Knowing how much words connect to colors will help you create messaging that would truly resonate with audiences. Appealing visuals + content that match them in every sense = powerful marketing.

Finding Your Best Colors

Let’s go back to what we said earlier about wrong color combinations ruining your brand.

You have more or less 90 seconds to impress a prospect as soon as they look at a piece of your content. How do you know which colors/color combinations would work best?

finding your colour

As you now understand how colors affect people’s perception of things, asking yourself the following questions will help you determine which palette to go for:

  • Who are the audiences you cater to?
  • What emotions do you want to tie to your brand?
  • Do the colors you’ve picked embody who you are as a brand?

Aside from picking a great color combination, testing your colors is important. Check whether the palette you’ve picked enhances the visibility of your CTAs, your social media content gains traction, or if your accent colors don’t clash with your predominant hue. 
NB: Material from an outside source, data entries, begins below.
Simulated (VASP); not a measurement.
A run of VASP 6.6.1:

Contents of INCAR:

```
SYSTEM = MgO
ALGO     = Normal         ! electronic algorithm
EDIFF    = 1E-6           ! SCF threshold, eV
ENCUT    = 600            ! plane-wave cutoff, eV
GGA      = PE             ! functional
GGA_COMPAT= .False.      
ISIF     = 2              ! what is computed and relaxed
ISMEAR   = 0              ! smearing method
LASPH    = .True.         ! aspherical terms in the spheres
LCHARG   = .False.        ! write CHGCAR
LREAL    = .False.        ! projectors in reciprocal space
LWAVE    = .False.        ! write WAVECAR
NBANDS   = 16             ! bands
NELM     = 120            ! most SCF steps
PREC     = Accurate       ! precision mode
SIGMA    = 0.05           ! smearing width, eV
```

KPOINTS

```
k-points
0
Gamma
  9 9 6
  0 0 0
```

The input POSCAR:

Take note that design often varies across different platforms, so it’s critical to avoid using a universal look for all channels. Thoughtful A/B testing conversion monitoring would tell you if a certain color combination or layout appeals to audiences.

Colors: An Integral Part of Branding

Colors have the ability to dictate how your audiences will recognize and engage themselves with your brand. They directly impact the way you present your brand to the world, so don’t just go for random, meaningless color choices – go for the ones that best conveys your message and jives well with your market.